In answer to the hon. Gentleman, the chief constable's views should be paramount in the decision making because we are seeking to protect our fellow citizens by keeping out organised crime and avoiding social problems. Who better than the chief constable to do that, particularly in the light of the example that I have given from Guildford? The chief constable is more aware than anyone else of the problems and has specific responsibilities for the safe policing of an area. He is the man more responsible than any other for ensuring that the twin objectives of safety for the law-abiding and keeping out organised crime are met. I would have a great deal more faith in the decisions of chief constables than in those of the sort of regional authority to which the Government seem to be wedded and which I was delighted to see the voters of the north-east so decisively reject, to the enormous anger and frustration of the Minister's former boss, the Deputy Prime Minister.

I hope that we will give the police a greater role. Putting matters to consultation is not enough. We all know that people can be consulted to death. I often feel when I read Liberal Democrat policy proposals that they believe so much in consultation that no decision would ever be reached at all. There is death by consultation in any area of the country where Lib Dems are within an iota of power. I do not believe in consulting but in decision making. I happen to have a great deal of faith that chief constables would make the right decisions on the matter because I know how much they worry about what happens in their area.

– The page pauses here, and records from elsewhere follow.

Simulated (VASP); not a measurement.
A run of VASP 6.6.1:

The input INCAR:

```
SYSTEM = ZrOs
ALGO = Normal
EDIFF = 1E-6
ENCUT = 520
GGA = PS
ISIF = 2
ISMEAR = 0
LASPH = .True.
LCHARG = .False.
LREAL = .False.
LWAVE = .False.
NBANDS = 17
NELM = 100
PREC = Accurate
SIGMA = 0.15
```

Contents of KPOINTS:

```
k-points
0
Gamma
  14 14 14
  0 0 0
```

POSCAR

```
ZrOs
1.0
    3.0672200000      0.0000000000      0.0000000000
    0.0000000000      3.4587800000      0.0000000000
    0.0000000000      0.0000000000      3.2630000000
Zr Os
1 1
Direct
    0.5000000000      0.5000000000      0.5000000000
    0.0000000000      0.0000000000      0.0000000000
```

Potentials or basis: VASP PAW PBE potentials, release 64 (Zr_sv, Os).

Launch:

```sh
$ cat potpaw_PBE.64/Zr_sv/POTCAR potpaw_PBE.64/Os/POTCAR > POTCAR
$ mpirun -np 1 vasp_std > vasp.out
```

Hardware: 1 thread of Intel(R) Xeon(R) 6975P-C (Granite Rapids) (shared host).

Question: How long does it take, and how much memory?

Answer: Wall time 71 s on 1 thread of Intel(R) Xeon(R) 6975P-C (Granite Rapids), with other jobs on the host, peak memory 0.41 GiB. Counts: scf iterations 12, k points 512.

There is a second reason why I use the example of Guildford. It just so happens that the man who owns nearly all the late-night drinking bars in the part of Guildford where all the clubs are next to one another and problems arise—all Surrey MPs have seen the closed-circuit television—has already publicly made it clear that he wishes to have a casino under the provisions of the Bill. He wants to turn some of the late-night drinking clubs into a casino operation because he envisages great opportunities for making money. I have never met the gentleman, nor do I know much about him, other than what he has himself said publicly, but I would be very concerned about that. I know the effects that his clubs have on law-abiding citizens, including many of my constituents for whom Guildford is a centre that they wish to visit. I know of the problems.

I may have identified at least a possible solution. I do not completely rule out some alternative wording, as long as it is not just about consultation to death. I do not ever suggest that my drafting is much better than that of anybody else in the Committee.